Wednesday 4 March 2009

Why take a writing class?

I don't think anyone needs to take a writing class, which is possibly the wrong sort of thing to be saying when one teaches such things. But it's the truth, and honesty is a good policy: it is possible to write, and to write well, without ever having taken a writing class in your life.

So why bother, then? First off is why anyone takes any kind of class - because it's motivation to do the work that you could do on your own, but would tend to put off if you didn't have a class to go to. For the majority of people who want to write, there is always something more immediate, more pressing, than writing. Their full-time job. Their families. Housework. Social life. For the majority of people, especially when starting off and not at the stage of publishers' deadlines, they only have to answer to themselves when it comes to their writing and getting it done.

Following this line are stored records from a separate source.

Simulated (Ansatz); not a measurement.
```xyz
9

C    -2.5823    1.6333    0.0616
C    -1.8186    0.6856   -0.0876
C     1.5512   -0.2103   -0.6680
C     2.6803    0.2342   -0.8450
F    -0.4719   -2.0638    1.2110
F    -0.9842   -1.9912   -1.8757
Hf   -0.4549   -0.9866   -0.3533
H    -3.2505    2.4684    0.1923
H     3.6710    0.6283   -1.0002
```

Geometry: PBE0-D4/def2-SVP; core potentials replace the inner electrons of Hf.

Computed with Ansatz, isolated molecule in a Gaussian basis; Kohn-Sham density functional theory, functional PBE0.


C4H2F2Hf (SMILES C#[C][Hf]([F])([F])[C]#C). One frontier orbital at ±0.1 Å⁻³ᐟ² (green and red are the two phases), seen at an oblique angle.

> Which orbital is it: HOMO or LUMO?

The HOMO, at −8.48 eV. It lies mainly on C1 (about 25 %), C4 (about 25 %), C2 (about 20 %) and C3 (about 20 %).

Having a class helps. It means people work instead of not working. It means there's a structure to it, it means getting to meet other people who are facing the same problems you are - the balance between life and work and writing - and finding ways to deal with them. It means productivity, first and foremost.

That's before the help that constructive criticism, especially from a practicing writer or experienced facilitator, can provide, not to mention comments from your peers. Before getting a kind of structure that might be useful in working on larger projects or in new genres or fields.

But for now I'm curious, and opening this up to whoever might stumble across this - what experiences, good and bad, have you had in writing classes or workshops? If you write but have never taken a class, why not? For both: is there any kind of class you wish was out there, but doesn't seem to be?

(I came across a thing that combines yoga and writing recently, which seems quite cool and would be the sort of thing that would be amazing to run if one were both a writer and yoga teacher. Oh, these multi-talented folk.)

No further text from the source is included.